I'd like to generate a report of N top search queries from my apache weblogs.
Log entry for a search looks like:
123.456.789.000 - - [22/Sep/2010:13:58:18 -0700] "GET /search?SearchableText=Gateway HTTP/1.1" 200 5857 "http://www.example.com/" "Mozilla/5.0 (Macintosh; U; Intel Mac OS X 10.5; en-US; rv:126.96.36.199) Gecko/20100722 Firefox/3.6.8"
How would I go about doing this? I mean, I can do something like:
host="www" file="search" SearchableText="*" which returns the search terms in date/time order. But it would be nice to show them in frequency, etc, and return N number (where I can set N to 100, 1000, 10000, etc).
Frequency would probably also have to account for case. So, probably lc all the results, then tally them up.
I believe I got it. I'm not sure why it wasn't rendering, but I managed to get it working...
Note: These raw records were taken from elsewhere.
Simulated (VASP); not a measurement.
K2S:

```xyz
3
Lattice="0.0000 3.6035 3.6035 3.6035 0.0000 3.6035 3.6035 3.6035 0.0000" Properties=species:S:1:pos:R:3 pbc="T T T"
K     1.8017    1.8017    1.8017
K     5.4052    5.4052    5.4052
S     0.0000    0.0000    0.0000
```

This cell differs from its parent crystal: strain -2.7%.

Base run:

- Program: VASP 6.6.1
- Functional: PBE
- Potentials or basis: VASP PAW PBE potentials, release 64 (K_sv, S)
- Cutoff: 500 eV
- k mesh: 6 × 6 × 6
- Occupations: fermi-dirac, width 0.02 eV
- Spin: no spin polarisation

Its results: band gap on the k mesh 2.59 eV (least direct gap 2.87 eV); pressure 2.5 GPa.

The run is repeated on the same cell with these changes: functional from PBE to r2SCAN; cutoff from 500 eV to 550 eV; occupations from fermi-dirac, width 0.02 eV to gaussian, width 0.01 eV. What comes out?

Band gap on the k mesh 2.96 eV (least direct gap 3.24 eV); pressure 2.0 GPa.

host="www" file="search" SearchableText="*" | top limit=100 SearchableText
So yeah, this works.
A report of top hosts for an error log might be:
index=stuff sourcetype=error_log | top host
If you manually manipulate stats:
index=stuff sourcetype=errors | stats count by host | sort -count | head 10
For your case, you need to extract a field called SearchableText. Once you extract it (via rex or interactive field extraction) you can report by it:
host=www source=<your log file> | rex "SearchableText=(?<SearchableText>.*[^ ]) HTTP" | top SearchableText
Make sure you limit your time range to test this out.
So, I've just tried:
host="www" file="search" SearchableText="*" | top searchabletext
but it never seems to render the results (the results section just says "Waiting for Search Preview Results").